Not any more. Let XSLT munge trees.

But look, there's a major redundancy in XML technologies.

Everything which takes XML documents as input, does some
kind of traversal on the tree. Verifying parsers, XPath,
XSLT - they all do it. The fact is, they are all just
different flavours of Parser. They all recognize productions
in XML - that is, elements - as they wander up and down the
tree. They just take different actions at different points.

So there are various places in the XML accessory equipage,
where one might want to tack method hooks on. What we want
to do, is identify the best place to tack them, in order
to provide the standard OOP interface.

(1) Schema or DTD provides a map of the public interface.

(2) XPath, working on the schema, provides a general read-only
navigation interface, with actual get_ methods of many kinds.

(3) XSLT transforms, working on the elements returned by
XPath, provide the set_ methods which rearrange the tree,
and present the results as output.

(4) XSLT transforms also produce output trees (XML documents)
which define actions to be taken by external APIs.

(5) And special external-system parsers take those documents,
and traverse them so as to make the external-system calls
which implement the actions.

And NOW we have separation of interface from implementation.

Well, almost. Above, the schema maps the interface, inasfar
as the interface defines what kinds of elements are present.
It doesn't tell you want non-get_ methods are available.

The XSLTs in (4) and (5) do tell you what those methods are;
in fact so far, we're talking about on transform document
per method. But those transforms are the ones that actually
execute the methods, external side-effects aside.

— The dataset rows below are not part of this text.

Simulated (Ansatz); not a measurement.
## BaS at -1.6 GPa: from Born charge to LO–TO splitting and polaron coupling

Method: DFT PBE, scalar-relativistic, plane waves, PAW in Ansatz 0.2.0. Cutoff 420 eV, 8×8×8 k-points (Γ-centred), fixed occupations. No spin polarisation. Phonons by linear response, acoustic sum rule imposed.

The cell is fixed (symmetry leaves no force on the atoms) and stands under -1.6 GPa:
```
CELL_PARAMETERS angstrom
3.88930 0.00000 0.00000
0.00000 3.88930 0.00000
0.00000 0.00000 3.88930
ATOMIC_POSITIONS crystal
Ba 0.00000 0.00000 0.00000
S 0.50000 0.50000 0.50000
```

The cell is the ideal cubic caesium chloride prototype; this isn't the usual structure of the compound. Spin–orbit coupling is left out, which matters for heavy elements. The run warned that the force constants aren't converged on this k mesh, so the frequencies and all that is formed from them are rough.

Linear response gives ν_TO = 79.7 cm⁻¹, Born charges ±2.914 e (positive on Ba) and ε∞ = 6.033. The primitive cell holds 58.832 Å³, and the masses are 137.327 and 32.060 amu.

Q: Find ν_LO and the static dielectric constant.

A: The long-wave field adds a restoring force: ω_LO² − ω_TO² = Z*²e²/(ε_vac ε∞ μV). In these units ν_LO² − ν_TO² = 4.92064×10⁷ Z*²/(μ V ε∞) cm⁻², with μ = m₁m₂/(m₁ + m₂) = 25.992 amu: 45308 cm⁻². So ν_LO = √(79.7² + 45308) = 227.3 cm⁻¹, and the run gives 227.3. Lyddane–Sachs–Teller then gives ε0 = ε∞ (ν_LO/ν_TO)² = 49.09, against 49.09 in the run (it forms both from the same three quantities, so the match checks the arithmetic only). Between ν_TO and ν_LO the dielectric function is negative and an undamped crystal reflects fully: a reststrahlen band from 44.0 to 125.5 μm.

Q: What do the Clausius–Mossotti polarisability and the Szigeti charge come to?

So we probably do want a method-annotated Schema type for
XPL, which defines the available method interfaces by name
and parameter valence - but leaves the method actions to the
XSLTs.

Alexander has further questions on the OOP issue, but it seems
to me that the picture I'm drawing has a bearing on them all.
What do you think, AG?

Finally (so far), Garreth Galligan (12/06/00) puts the whole
OOP paradigm to the question.

<occupation id="occupation1">
    <title>mathematician</title>
    <workplace>An Institute</workplace>
    <alias>Some Guy</alias>
</occupation>

<occupation id="occupation2">
    <title>programmer</title>
    <workplace>A Company</workplace>
    <alias>Some Guy</alias>
</occupation>

<me>
    <human>
        <name>Alexander Gutman</name>
        <birthdate>1996-07-01</birthdate>
    </human>
    <prototype obj="occupation1">
        <workplace>BlahBlah Institute</workplace>
        <alias>Alex Goodman</alias>
    </prototype>
    <prototype obj="occupation2">
        <alias>Alex Softman</alias>
        <workplace>Foobar Software</workplace>
        <prototype>
            <description>My main job</description>
        </prototype>
    </prototype>
</me>

What we have here is fairly close to the Mathematica style.

Aggregates, let's call them objects, are written out arbitrarily.
By default, they are available as prototypes.

When reused, an object brings in all the data with which it was 
defined.

But any of that data may be overridden. Thus "occupation2" comes with
<title>, <workplace> and <alias> values as originally defined; but
the latter two get new overriding values. The whole <me> object
is available as a new prototype.

It's actually quite elegant - but there are things it can't tell me.
For instance, what if I now want to produce a second <me> instance,
for someone working two shifts as a mathematician. Do the default
rules state that the <programmer> element is copied to the new <me>,
or absent?

This kind of information - elements required, forbidden, unique,
many, etc - is easily included in a schema, once one has gone
to the trouble of building one.

With OOP - classes, schemas, interfaces, whatever - you get
control, for an effort upfront.

How did Mathematica make out, without it?

Not badly, for the most part. What you could do, with a bit of
manual work, was take any hand-made expression and substitute
variable names - named blanks - for chosen elements; the result
was then available as an expression pattern, which would match
the original and anything like it except for the values of
the blanked-out elements. And then, you made the pattern one
side of a rule, which produced a new expression from those
values.

When it came to Real OOP, there was a tendency to tie oneself
in knots. The problem was, if you had a complex structure,
you had to write horrible indexing expressions in quantity, to
abstract out the stuff you wanted to reuse.

I wouldn't rule out this bottom-up prototyping idea. If we can
hand-build this stuff, we can hand-convert it to schema form
with about the same effort.

All the best, cats

Jonathan
--- End forwarded message ---